Scanning Text

The concept of feeding printed material into a machine that recognizes each letter and feeds it into a text file sounds ideal. Fortunately, such technology exists and is called optical character recognition (OCR). Under the proper circumstances it can be a very efficient way to get text into a computer.

An OCR system consists of a scanner (quite possibly the same one used to scan images), a computer, and some software. The scanner converts a page of text into a bitmapped image, and the software analyzes the letter shapes and converts them into ASCII letters. The number of predefined typefaces is usually limited to less than a dozen, although many systems have a learning facility to include new characters and typefaces.

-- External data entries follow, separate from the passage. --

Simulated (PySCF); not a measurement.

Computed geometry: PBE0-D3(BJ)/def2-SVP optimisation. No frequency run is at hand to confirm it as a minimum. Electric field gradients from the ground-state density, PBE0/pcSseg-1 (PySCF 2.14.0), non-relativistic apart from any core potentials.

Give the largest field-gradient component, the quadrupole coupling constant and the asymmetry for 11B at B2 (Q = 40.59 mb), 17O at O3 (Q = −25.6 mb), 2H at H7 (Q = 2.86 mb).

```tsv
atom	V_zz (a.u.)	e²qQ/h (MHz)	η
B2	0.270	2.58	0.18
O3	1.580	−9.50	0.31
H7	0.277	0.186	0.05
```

You scan every page and then you run various utility programs (such as a spell checker) to detect misreads and other scanner errors. For the final step, print and proofread the text. The following table lists some of the benefits and drawbacks associated with using OCR technology.

Benefits Drawbacks

Scanning requires little upfront labor. Some scanners can read only a limited set of typefaces. Other scanners read more typefaces, but you first have to train them by running samples through the scanner and then calibrating its interpretation of the text.
An OCR scanner can quickly convert large amounts of printed information into electronic files (less than a minute per page). Assuming an accuracy rate of 99%, scanned text contains an average of one error for every two lines of text. This error rate can mean hundreds of thousands of errors for long texts. Make sure to schedule time for editing and proofreading.
Scanning usually costs less than re-keying. You can lose special symbols (such as Greek or other foreign characters) and complex formatting (such as tables, mathematical formulas, or special fonts).